The Macbook Pro with Retina has been the modern day workhorse laptop, I see them everywhere. I can count on 1 hand the number of "pro" users (photographers, developers, designers, etc) I know that don't have one. And all of those people, minus the guy who is happy with his Xeon powered laptop, have an aging Mac Pro instead. The MacBook Pro with Retina (which I will simply call MacBook Pro or MBP from here on out) is an amazing machine. My late 2013 MBP is still (3 years later) in the top 15 fastest Macs that have ever been possible to buy. I'm not sure whether that says more about Apple's failure or the plateau of x86 performance - though I'll guess it's on the Apple side of the fence, if only by a little.
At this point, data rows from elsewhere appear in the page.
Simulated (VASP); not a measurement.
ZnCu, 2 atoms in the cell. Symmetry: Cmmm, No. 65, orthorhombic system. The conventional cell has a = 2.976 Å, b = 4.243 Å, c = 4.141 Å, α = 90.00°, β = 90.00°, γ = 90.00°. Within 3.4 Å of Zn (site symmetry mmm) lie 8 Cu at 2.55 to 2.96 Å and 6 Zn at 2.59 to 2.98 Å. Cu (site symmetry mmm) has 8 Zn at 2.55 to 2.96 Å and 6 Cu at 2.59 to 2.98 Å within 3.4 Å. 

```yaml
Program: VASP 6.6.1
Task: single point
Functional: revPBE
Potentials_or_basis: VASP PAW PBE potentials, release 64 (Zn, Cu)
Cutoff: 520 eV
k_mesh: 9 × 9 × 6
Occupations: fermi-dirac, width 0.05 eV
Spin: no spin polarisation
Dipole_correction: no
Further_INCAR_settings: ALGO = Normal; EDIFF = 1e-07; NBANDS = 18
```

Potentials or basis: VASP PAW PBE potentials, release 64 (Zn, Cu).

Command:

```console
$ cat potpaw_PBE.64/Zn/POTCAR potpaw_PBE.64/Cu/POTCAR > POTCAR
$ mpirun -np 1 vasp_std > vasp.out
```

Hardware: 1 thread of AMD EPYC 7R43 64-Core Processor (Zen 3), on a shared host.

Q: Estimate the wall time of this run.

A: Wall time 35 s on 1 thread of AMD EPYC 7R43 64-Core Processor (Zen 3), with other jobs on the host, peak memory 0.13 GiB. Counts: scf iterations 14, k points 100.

As long as I've been alive, I've been an Apple fan. I endured > years> of ridicule, and even relished in being the weird outsider. My dad owned a few Apple retail shops back in the late 80s and early 90s; back when Apple Stores didn't exist. Being an Apple fan was "baked-in", you could say. Apple keynotes have been nearly as exciting as birthdays and Christmas for as long as I can remember. I've only missed a couple live video streams, and I've watched many of them more than once (2007 iPhone announcment anyone?).
Leading up to yesterday, I felt the same excitement as always. For days I was getting pumped at the thought of an entire line refresh, pumped. And I wasn't expecting all new form factors - I WAS SO EXCITED because I expected speed bumps across the line. That it's. A long shot would be to get an acknowledgement of, "yeah - we dropped the ball, but we are committed to the Mac". They even used "Hello, again" as the invite slogan. "hello", as John Siracusa pointed out on ATP recently, is Apple lore. Apple nailed it when they used it again on the iMac in 1997. Apple is not sentimental, and yesterday proves it.
They use an entire event for a MacBook Pro refresh that solves zero problems that pro users need solved. In addition, Apple didn't mention desktop Macs on stage, none of them received speed bumps, none of them received price drops. "We're committed to the Mac" is feeling pretty hollow to this Mac fan.
Apple is selling a 2013 Mac Pro at the same price as when it was launched.
And, in fact - it got more expensive in several areas of the world. If the prior 2 sentences aren't embarrassing to the leadership at Apple, then the Apple I've loved my entire 32 year old life, is not the Apple I've thought I knew. I'm not blaming Apple for the fluctuation in currency value, but it highlights the pricing issue of a 3 year old machine.
Are the new MBPs great machines? Yeah, it sure looks like it. Touch ID, wide gamut P3 screens, TB3 + USB3.1 are all great features. But I don't think these machines are for pros any longer. Pros aren't unhappy with the thickness or weight of the MBP that they had yesterday. Pros don't need a Touch Bar that requires them to look down from what they were working on to interact with. If you're hands are on the keyboard and trackpad, what is the advantage of looking down to a Touch Bar to find a button that is on the toolbar of the document you are currently looking at? Pros don't need tiny pictures of browser tabs in front of the keyboard - they are too busy looking up at the screen and getting shit done. This is added to the fact that most pros don't use the laptop by itself. They have it plugged in to an external keyboard and mouse with a big monitor.
Were there some cool demos with the Touch Bar? Of course. Some of the audio/video uses were interesting - but overall, it felt more like a Windows SideShow gimmick than a product that Apple would make. Apple failed to tell a compelling story, and I think it's because there really isn't one.
So, now we have a laptop that's not in front of us - sometimes, or many times, in clamshell mode - that has a Touch Bar and a TouchID sensor that we can't easily use. What problems did that solve?
Did Apple address problems the pros want solved?
- More RAM? Nope.
- Higher performance GPUs? eh.
- Faster CPUs? eh. They didn't even mention CPU gains on stage - that should tell you something.
- Battery life? Nope.
- Faster IO? Yep.
What problems did Apple create for pros?
- Can no longer "touch type" Esc and Fn keys. Yes, people use these keys daily - surprise! that's why they are still around on keyboards. Hovering your finger over a touch target while not looking at it and hitting it repeatedly is going to cause headaches.
- Dongles. The MBP has always needed a dongle or 2 (I'm looking at you ethernet), but now it's going to require no less than 4 for me to replicate my current needs, some daisy chained together. Blech
- Optical audio out is gone
Symmetry > functionality
They cared more about symmetry than proper placement, Fitt's law, and usefulness.
I won't be able to justify an upgrade to these machines to any "pro user" that I know from what they have now. Something I never expected to say after an Apple event.